US Women’s Soccer Fights for Equality

March 8th was International Women’s Day. It was also the day the U.S. Women’s Soccer team sued U.S. Soccer for gender discrimination…again. To learn some of the history of the pay discrimination in women’s sports, click here.

You should fight for what you believe in. You should fight for what you feel you earn and never give up. Sometimes it will feel like a David and Goliath type situation… but we know we are on the right side of this.

— Star player Megan Rapinoe

Here’s what is happening this time:

U.S. Soccer pays their male and female players differently. Period. All the arguments have been made, from having different amounts of views to bringing in profit to having different endorsement deals and so many more. All of these are wrong. The U.S. Women’s team is better then the Men’s team; they had the highest TV ratings for a U.S. Soccer game in history, they have just as many (if not more) endorsement deals with companies, and the women bring in a big profit yearly, while the men have been making a small profit or even losing money for U.S. Soccer over the past few years.

The damning evidence is when you look at the salary that the players would earn if they played the same amount. If both teams played 20 friendlies (games against other countries but not related to a tournament) and won all 20, the Women’s National Soccer team members would be paid a maximum of $4,950 per game, or $99,000 total. The Men’s National Soccer team members are paid between $5,000 and $17,625 per game, and would earn an average of $263,320 total (depending on the skill level of the opposing teams.)

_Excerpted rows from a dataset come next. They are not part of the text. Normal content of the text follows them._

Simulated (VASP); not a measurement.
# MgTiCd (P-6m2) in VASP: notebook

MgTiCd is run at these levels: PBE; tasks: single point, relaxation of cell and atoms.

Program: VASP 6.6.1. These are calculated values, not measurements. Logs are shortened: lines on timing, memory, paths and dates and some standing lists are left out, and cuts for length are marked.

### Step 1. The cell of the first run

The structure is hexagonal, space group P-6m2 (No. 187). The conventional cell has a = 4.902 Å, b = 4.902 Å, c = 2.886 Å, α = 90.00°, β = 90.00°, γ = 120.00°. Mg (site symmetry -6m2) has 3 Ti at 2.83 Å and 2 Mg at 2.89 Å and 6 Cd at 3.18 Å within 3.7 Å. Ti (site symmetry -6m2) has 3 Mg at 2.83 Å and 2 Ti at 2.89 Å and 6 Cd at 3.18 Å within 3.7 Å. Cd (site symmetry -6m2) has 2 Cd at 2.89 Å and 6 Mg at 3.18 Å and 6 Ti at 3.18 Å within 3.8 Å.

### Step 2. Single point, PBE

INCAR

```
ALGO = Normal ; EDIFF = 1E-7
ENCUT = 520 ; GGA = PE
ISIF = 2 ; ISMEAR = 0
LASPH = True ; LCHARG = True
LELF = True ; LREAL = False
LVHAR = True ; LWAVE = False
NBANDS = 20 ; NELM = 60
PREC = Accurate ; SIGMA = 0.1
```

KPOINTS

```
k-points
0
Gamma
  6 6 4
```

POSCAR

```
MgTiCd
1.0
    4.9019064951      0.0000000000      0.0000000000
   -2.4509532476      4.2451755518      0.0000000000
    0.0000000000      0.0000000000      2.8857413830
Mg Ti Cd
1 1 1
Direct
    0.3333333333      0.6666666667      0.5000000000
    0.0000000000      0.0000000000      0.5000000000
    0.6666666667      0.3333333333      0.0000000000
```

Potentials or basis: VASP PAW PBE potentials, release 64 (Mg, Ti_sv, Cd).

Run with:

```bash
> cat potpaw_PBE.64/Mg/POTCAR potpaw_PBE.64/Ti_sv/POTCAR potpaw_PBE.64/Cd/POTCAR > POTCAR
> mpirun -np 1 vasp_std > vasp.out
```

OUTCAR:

Furthermore, the World Cup payment for 2014/2016 is extremely uneven. The men lost in the Round of 16 and was paid a total of $5,375,000. The women won the World Cup and was paid a total of $1,725,000. That is 32% of the pay that the men get! Indisputable gender discrimination. For more of the pay difference, here is the full lawsuit.

But these women aren’t just fighting for pay equity, they are looking to be compensated on all levels of the women’s program. Star player Megan Rapinoe told ABC, “We don’t feel like we are funded equally from top to bottom and that’s really what we’re fighting for, sort of a holistic approach to both programs for the federation.” The team is also making it known that their younger programs aren’t getting the same investment as the men’s youth teams, which is accounting for some of the differences in views. The overall message from the team is to young girls. Rapinoe said, “You should fight for what you believe in. You should fight for what you feel you earn and never give up. Sometimes it will feel like a David and Goliath type situation… but we know we are on the right side of this.” The Men’s National Team players have come out in support of the women, and so have many of their sponsors. On March 8th, Adidas made a pledge to pay equal World Cup bonuses to the men and women they sponsor.

In 2017, the U.S. Women’s Hockey team threatened to boycott the World Championship, where they were the favorites to take home the gold. They gained support from the country, especially other female athletes. The USWNT mentored them, telling them what to say and not say to get their way. It was a big risk that ended up paying off. U.S. Hockey made an agreement with the women’s team that they would be treated equally to the men. This was a big moment in Women’s sports history, but no other organizations joined the movement.

In the Washington Post, Barry Svrluga wrote, “What the soccer experience is showing us is that, unfortunately, other organizations didn’t look at what happened in hockey and say, “You know what? Let’s kind of follow suit.” Turns out that’s far too altruistic for the people who govern sports. Turns out it takes action from the aggrieved to right the wrongs. So here come the women of the U.S. National Soccer team, months before the World Cup in France, daring their bosses to see them in court.” Say it louder for the people in the back, Barry!

Last Friday, a full week after the lawsuit was filed, the President of U.S. Soccer, Carlos Cordeiro, finally responded to the lawsuit. He says he was “surprised by the complaint” and denies that U.S. Soccer has a gender-based pay gap. Corderio won the U.S. Soccer election and assumed office at the beginning of 2018. He has been supportive of the women so far but his complete denial of the pay gap within U.S. Soccer raises questions.

The most impactful information of this lawsuit is the following: “The USSF, in fact, has admitted that it pays its female player employees less than its male player employees and has gone so far as to claim that “market realities are such that the women do not deserve to be paid equally to the men.” The USSF admits to such purposeful gender discrimination even during times when the WNT earned more profit, played more games, won more games, earned more championships, and/or garnered higher television audiences.”

It is important to mention that these ladies will not be boycotting the 2019 World Cup. They have put in too much work over the past four years to sit out because U.S. Soccer isn’t giving them the proper funding. The Women’s National Team is ranked 1st in the world and they are ready to go capture another World Cup trophy, they just hope their federation will have their back and have as much invested in them as their male counterparts.